The other important point to remember about resolution is that image resizing must be down in the backend. This means, either resize the images using an image editing program on your computer or use some type of web application to dynamically resize the images on the server, prior to sending them to the web browser.

But never upload a large image and then use HTML code to scale it. When users visit a site with an 1200×1020 image scaled to 350×220, for example, their browser will still have to download the full size image. If you reduce the size prior to uploading, however, they will download a much smaller file.

3) Bit Depth

Bit depth essentially refers to the number of colors an image uses. 1-bit is for monochrome pictures (i.e. black and white). 8-bit uses 256 colors16-bit uses 65,536 colors, and 24-bit images can have up to 16,777,216 colors.

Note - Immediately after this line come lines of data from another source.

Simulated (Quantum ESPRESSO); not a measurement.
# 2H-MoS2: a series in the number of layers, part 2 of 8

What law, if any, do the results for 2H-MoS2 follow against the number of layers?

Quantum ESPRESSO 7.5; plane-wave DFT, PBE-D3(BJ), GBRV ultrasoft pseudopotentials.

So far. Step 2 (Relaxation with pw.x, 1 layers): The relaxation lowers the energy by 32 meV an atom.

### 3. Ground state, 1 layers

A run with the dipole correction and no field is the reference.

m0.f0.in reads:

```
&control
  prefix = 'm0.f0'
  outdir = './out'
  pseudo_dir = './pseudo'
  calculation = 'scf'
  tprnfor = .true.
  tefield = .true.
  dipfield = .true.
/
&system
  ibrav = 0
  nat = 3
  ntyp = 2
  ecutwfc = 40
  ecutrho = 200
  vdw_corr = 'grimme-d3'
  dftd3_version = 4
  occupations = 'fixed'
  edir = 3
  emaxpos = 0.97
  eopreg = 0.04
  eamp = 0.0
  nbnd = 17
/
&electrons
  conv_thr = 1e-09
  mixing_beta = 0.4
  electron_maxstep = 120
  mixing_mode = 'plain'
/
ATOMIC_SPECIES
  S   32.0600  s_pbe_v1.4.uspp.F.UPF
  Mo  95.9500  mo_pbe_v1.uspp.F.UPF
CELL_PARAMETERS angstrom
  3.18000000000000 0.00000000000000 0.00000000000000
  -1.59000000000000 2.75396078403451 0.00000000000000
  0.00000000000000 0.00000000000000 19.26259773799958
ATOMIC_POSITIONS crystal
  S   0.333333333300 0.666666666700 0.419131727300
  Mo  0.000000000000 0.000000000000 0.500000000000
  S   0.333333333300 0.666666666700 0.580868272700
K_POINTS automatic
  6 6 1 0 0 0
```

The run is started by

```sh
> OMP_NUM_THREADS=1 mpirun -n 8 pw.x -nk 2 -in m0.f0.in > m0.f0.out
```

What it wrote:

For images other than photos, particularly those used to enhance your design in simplistic ways (i.e. rounded corners of a box or button backgrounds), use 8-bit PNG files. Most image editing software, including Photoshop, has support for indexed PNG files. You can also further compress the files with software that is specifically designed to create smaller PNGs, like pngnq.

Use Images Sparingly

One common mistake of inexperienced web designers is to use images when they are not actually necessary. A divider with a solid color background and a shadow, for example, does not need to be an image.

Modern browsers support CSS techniques that will allow you to accomplish the same goal with minimal code and no images. Future versions of HTML and CSS will support even more complex rendering to produce effects like gradients and SVG graphics and animations.

There are times when images are simply necessary, and you should save your bandwidth for those instances. Once you have created a site, add up the bytes used by images on a single page. Add that number to the HTML and CSS file sizes to see how much a user will have to download to access one page of your site. Hopefully, the number will be small.

By carefully preparing the images you use on your website and using images sparingly, you can ensure that your site’s visitors will get the best experience possible. When website visitors view a clean, fast-loading, accessible website, they are more likely to return and use the site again. That is better for you, your clients, and your wallet.